How iconic design builds time-tested brands

The word ‘iconic’ is often overused in the marketing industry, but those brands that have truly succeeded in creating instantly recognisable brand design with lasting cultural impact reap consistent rewards from the effects on brand awareness and sales.

Coca-Cola is celebrating 100 years of its ‘contour’ bottle this year, and this month also announced plans to introduce a “one brand strategy” across its four product variants that put greater focus on the Coca-Cola master brand, rather than their individual designs and personalities.

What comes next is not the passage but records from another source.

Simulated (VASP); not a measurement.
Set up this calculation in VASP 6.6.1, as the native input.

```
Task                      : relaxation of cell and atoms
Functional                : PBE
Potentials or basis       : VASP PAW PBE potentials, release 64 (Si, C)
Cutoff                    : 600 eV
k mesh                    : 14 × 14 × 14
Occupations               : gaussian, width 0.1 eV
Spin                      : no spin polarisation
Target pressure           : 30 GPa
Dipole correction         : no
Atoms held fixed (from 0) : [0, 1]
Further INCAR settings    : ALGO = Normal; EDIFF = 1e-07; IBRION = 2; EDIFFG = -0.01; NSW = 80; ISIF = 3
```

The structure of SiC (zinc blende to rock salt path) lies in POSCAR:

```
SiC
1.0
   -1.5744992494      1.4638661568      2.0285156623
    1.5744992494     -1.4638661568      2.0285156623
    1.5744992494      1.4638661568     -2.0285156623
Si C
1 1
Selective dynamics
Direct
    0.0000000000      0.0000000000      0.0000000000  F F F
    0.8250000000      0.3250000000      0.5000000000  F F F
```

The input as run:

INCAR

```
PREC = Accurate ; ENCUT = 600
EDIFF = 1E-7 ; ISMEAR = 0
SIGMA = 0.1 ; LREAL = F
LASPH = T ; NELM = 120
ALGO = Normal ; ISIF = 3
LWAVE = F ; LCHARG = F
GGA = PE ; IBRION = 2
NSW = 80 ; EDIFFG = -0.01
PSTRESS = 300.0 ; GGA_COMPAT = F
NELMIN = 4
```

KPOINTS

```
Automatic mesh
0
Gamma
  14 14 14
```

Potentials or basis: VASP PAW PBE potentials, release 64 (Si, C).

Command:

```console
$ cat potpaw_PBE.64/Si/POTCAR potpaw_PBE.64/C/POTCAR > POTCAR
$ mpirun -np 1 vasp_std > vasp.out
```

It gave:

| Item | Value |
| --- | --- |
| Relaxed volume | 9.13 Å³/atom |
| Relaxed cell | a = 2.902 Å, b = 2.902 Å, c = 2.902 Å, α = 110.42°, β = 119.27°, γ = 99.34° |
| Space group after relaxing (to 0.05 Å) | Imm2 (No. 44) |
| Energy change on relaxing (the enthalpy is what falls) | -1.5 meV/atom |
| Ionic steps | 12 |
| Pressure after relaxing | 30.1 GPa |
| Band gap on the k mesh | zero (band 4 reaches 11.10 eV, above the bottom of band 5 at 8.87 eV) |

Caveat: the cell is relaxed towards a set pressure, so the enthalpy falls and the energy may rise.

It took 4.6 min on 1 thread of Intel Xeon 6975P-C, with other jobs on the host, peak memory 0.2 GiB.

At the other end of the scale, icons such as the Marlboro man have all but disappeared from the tobacco market, and with MPs voting to require plain packaging for cigarettes this month, it is an industry that is seeing its brand value stripped. Marlboro’s brand value dropped 3% between 2014 and 2015, according to Brand Finance, while Winston, which ranks behind it as the world’s second most valuable tobacco brand, lost 21%.

Opportunities for tobacco brands to use their highly recognisable brand colours and designs have progressively diminished in a long battle by successive governments to make cigarettes less appealing to consumers. All packets will be standardised from 2016 onwards, merely showing the company and brand name.

For Coca-Cola, the contour bottle was introduced in 1915 to distinguish the brand from rivals and imitators, and to let consumers know they were buying the ‘real thing’ – a phrase that Coke went on to adopt as a strapline in 1969. The bottle has remained a key asset in Coca-Cola’s brand marketing over the years.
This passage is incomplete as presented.